Again, the easy way out is to argue a kind of Social-Darwinism, we're all in a permanent competition, even with ourselves. This is useful up to a point but I still think we can go a bit further (or go back a bit further -- I'll end this comment with a quote to make that clearer.).

Back to writing, let's assume two types of writers: one who denies influence and one who recognizes influence. I assert that the first denies influence in order to assume an identity (from the heart), and I assert that the one who recognizes influence desperately tries to create an identity (from the head). If I have time, I'll try to make this clearer but for now, if you remember my first post, I hope you can see why I find this hilarious. Because in order for that creation to happen it has to be recognized as new, as different, as interesting. Remember, he or she already recognizes that they are being influenced, so how do they know when in fact they have a bonafide specific identity?

When they see what they've done influences others.

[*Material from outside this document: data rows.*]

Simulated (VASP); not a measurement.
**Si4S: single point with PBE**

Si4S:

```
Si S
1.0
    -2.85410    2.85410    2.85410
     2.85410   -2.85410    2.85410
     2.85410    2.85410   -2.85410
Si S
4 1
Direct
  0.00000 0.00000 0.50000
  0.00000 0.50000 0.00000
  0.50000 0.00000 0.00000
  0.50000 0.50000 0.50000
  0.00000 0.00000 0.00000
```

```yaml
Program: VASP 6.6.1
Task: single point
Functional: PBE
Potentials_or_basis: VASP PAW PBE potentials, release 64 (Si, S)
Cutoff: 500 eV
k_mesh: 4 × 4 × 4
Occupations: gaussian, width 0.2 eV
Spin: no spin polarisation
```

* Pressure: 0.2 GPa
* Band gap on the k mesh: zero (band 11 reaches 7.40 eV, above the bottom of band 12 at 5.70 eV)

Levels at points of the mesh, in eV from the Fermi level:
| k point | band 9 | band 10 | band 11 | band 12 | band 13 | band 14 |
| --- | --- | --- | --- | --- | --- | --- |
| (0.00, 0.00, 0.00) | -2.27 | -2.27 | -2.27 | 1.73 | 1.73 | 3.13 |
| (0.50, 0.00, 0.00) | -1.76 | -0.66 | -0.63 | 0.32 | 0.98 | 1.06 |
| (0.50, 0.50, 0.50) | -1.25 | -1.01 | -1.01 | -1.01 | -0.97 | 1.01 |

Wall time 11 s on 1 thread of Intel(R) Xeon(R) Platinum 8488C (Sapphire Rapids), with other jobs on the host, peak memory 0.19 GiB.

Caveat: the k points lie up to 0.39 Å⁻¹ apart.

Anyway, the quote I was thinking about comes from a speech by Michel Foucault:

"But to truly escape Hegel involves an exact appreciation of the price we have to pay to detach ourselves from him. It assumes that we are aware to the extent to which Hegel, insiduiously perhaps, is close to us; it implies a knowledge, in that which permits us to think against Hegel, of that which remains Hegelian.  We have to determine the extent to which our anti-Hegeliansim is possibly one of his tricks directed against us, at the end of which he stands, motionless, waiting for us."

--The irony, to me, of my original post is nothing more than seeing that heart and head poets are still, in a certain sense, doing the same thing.